Thread: INSERT/UPDATEs cycles and lack of phantom locking

INSERT/UPDATEs cycles and lack of phantom locking

From
Florian Weimer
Date:
I've got several tables where I need to either insert new records, or
update existing ones (identified based on the primary key).  For
performance reasons, I want to do this in batches, so I plan to use
something like this:

BEGIN TRANSACTION ISOLATION LEVEL READ COMMITTED; -- SERIALIZABLE
...
CREATE TEMPORARY TABLE tmp (key TEXT NOT NULL, new_val INTEGER NOT NULL);
COPY tmp (key, new_val) FROM STDIN;
...
\.
-- SAVEPOINT tmp_created;  -- (see below)

CREATE TEMPORARY TABLE tmp2 AS SELECT tmp.key, new_val, real.val AS old_val FROM tmp LEFT OUTER JOIN real ON tmp.key =
real.key;
UPDATE real SET val = new_val + old_val FROM tmp2 WHERE old_val IS NOT NULL AND tmp2.key = real.key;
INSERT INTO real SELECT key, new_val FROM tmp2 WHERE old_val IS NULL;

If this is run concurrently, the INSERT may fail.  In this case, I
rerun the transaction.  Actually, I want to rollback to the
tmp_created checkpoint, but I don't think this will pick up the new
rows in the "real" table, and the INSERT will fail again.

Usually, the batch size is small enough that the necessary data is
still cached, and concurrent updates aren't the norm, so this approach
(complete transaction rollback) is not completely infeasible.

However, I still wonder if there is a more straightforward solution.
Serializing the updates isn't one, I think.  Is there some form of
table-based advisory locking which I could use?  This way, I wouldn't
lock out ordinary readers (which is crucial), but the reading part of
an updating transaction would be blocked.  For bonus points, deadlocks
would be automatically detected by PostgreSQL (although I would order
the locks properly in the usual case, but I can't guarantee this for
all codepaths due to the modularity of the application).

Florian
-- 
Florian Weimer                <fweimer@bfk.de>
BFK edv-consulting GmbH       http://www.bfk.de/
Durlacher Allee 47            tel: +49-721-96201-1
D-76131 Karlsruhe             fax: +49-721-96201-99


Re: INSERT/UPDATEs cycles and lack of phantom locking

From
Tom Lane
Date:
Florian Weimer <fweimer@bfk.de> writes:
> BEGIN TRANSACTION ISOLATION LEVEL READ COMMITTED; -- SERIALIZABLE
> ...
> -- SAVEPOINT tmp_created;  -- (see below)

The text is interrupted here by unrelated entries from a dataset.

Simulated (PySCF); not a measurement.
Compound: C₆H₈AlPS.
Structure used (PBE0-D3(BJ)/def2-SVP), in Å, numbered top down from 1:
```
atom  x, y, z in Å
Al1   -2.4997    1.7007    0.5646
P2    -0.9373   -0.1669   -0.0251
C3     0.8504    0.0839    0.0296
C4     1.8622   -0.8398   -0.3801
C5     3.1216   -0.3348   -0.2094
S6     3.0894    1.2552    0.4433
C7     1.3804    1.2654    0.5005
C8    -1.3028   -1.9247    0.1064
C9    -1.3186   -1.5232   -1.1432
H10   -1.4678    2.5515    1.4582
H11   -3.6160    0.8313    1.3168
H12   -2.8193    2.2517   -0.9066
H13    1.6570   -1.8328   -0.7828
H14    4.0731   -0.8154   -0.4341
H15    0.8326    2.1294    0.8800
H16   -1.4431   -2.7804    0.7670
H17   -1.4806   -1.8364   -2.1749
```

> CREATE TEMPORARY TABLE tmp2 AS SELECT tmp.key, new_val, real.val AS old_val
>   FROM tmp LEFT OUTER JOIN real ON tmp.key = real.key;
> UPDATE real SET val = new_val + old_val FROM tmp2
>   WHERE old_val IS NOT NULL AND tmp2.key = real.key;
> INSERT INTO real SELECT key, new_val FROM tmp2 WHERE old_val IS NULL;

> If this is run concurrently, the INSERT may fail.  In this case, I
> rerun the transaction.  Actually, I want to rollback to the
> tmp_created checkpoint, but I don't think this will pick up the new
> rows in the "real" table, and the INSERT will fail again.

Why do you think that?  If you're running in READ COMMITTED mode then
each statement takes a new snapshot.
        regards, tom lane


Re: INSERT/UPDATEs cycles and lack of phantom locking

From
Florian Weimer
Date:
* Tom Lane:

> Why do you think that?  If you're running in READ COMMITTED mode then
> each statement takes a new snapshot.

Ah, I should have explained that.  I might need the SERIALIZABLE
isolation level in the future (this code doesn't need it, but other
things in the same transaction might require it).

In addition, it occurred to me that I get the INSERT failure only if
there is a suitable PRIMARY KEY/UNIQUE constraint on the table.  I
haven't got that in all cases, so I need that advisory locking anyway,
I fear.

-- 
Florian Weimer                <fweimer@bfk.de>
BFK edv-consulting GmbH       http://www.bfk.de/
Durlacher Allee 47            tel: +49-721-96201-1
D-76131 Karlsruhe             fax: +49-721-96201-99


Re: INSERT/UPDATEs cycles and lack of phantom locking

From
Florian Weimer
Date:
* Florian Weimer:

> In addition, it occurred to me that I get the INSERT failure only if
> there is a suitable PRIMARY KEY/UNIQUE constraint on the table.  I
> haven't got that in all cases, so I need that advisory locking anyway,

It seems that LOCK TABLE ... IN EXCLUSIVE MODE does exactly what I
need: it locks out itself (and write access), but not read access to
the table.  And deadlocks are detected as well.  Yay!

-- 
Florian Weimer                <fweimer@bfk.de>
BFK edv-consulting GmbH       http://www.bfk.de/
Durlacher Allee 47            tel: +49-721-96201-1
D-76131 Karlsruhe             fax: +49-721-96201-99